Radio dishes activated and collecting

The first 42 radio dishes of the Allen Telescope Array (ATA) are working and collecting data from outer space, according to the University of California, Berkeley and the SETI Institute.

This is the first phase of a planned 350 radio dishes that will each be 6 m in diameter.

"This project represents a potential breakthrough in building large arrays of radio telescopes that are extremely cost effective," said Paul G Allen, Microsoft co-founder whose foundation donated seed money to start the project in 2001.

Seth Shostak, astronomer at SETI in Mountain View, California explained to Radio Comms Asia-Pacific that the project represents a potential breakthrough in building large arrays of radio telescopes that are cost effective because today, the high-performance 'receivers' that are installed at the focus of each of these antennas are only about 1% as expensive as they would have been 20 years ago.

This has changed the approach to radio telescopes from building arrays with only a few dozen antennas, each of which is relatively large, to arrays having hundreds of antennas, each one of which is small.

"The advantage of having hundreds, instead of dozens, of antennas is two-fold: (1) it's much, much faster at making radio pictures of the sky, and (2) it's less expensive," Shostak said.

What sets the array apart from earlier radio telescopes is its ability to collect and analyse more information about celestial objects and do this simultaneously for several projects.

"For SETI, the ATA's technical capabilities exponentially increase our ability to search for intelligent signals, and may lead to the discovery of thinking beings elsewhere in the universe," said Shostak.

The telescope's potential discoveries include a better understanding of exploding stars, black holes and astronomical objects that are predicted but have not yet been seen.

The array claims to be the first panchromatic, wide-angle, snapshot, radio camera ever built.

Beyond its speed and ability to both garner and analyse data, the array is also the first centimetre wavelength radio telescope with the ability to multi-task. While making observations for radioastronomy, it can simultaneously interrogate solar-type stars for artificially produced signals that would reveal the presence of extraterrestrial intelligence.

This new capability increases the time astronomers can devote to large-scale surveys of the stars, as well as expanding the radio frequency band over which they can search.

"The dishes can work over a very wide range of frequencies - from 500 to 11,500 MHz. At any given time, you can simultaneously observe in four different frequency bands," said Shostak.

For SETI, in particular, this means that over the next two dozen years, the array will get a thousand times more data than has been accumulated in the past 45 years.

The ATA uses mass-produced, 6 m diameter radio dishes and commercial telecommunications technologies combined with innovative receiver design, and digital signal processing.

Working together, these small dishes create a telescope with a wide field of view suited to rapidly surveying the sky.

The ATA can also filter out noise from man-made interference that in many radio telescopes would render much of the data unusable.

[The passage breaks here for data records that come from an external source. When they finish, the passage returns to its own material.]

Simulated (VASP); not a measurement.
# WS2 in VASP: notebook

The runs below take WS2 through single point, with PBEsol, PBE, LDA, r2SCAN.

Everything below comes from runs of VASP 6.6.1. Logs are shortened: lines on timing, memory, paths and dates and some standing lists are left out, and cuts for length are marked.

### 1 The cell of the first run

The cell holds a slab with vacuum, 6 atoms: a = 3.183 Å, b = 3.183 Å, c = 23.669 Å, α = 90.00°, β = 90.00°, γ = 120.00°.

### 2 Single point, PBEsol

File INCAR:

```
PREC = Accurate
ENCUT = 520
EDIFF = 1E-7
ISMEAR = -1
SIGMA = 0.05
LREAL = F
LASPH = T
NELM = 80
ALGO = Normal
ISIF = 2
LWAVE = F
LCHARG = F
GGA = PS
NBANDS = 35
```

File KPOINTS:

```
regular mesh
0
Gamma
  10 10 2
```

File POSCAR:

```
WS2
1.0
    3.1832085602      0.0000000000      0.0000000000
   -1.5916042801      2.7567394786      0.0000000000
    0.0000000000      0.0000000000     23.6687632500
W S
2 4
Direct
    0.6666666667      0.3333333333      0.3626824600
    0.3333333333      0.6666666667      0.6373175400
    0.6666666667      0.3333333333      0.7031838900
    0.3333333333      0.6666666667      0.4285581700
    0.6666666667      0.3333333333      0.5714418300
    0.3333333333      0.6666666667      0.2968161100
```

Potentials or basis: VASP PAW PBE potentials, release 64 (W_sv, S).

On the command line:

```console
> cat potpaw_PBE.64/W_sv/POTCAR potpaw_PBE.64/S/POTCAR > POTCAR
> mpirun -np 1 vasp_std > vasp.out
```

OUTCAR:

"To begin with, the location of the ATA, in the Cascade mountains of California, already reduces a lot of interference. There simply aren't many people living in this area, so there are fewer transmitters. The mountains also shield the ATA from the interference coming from California's big cities. But another capability of an array of so many antennas is that it can make a 'negative pixel' on the sky, blacking out interference from sources such as telecommunication satellites," said Shostak.

The full 350-dish array will be completed in about three years.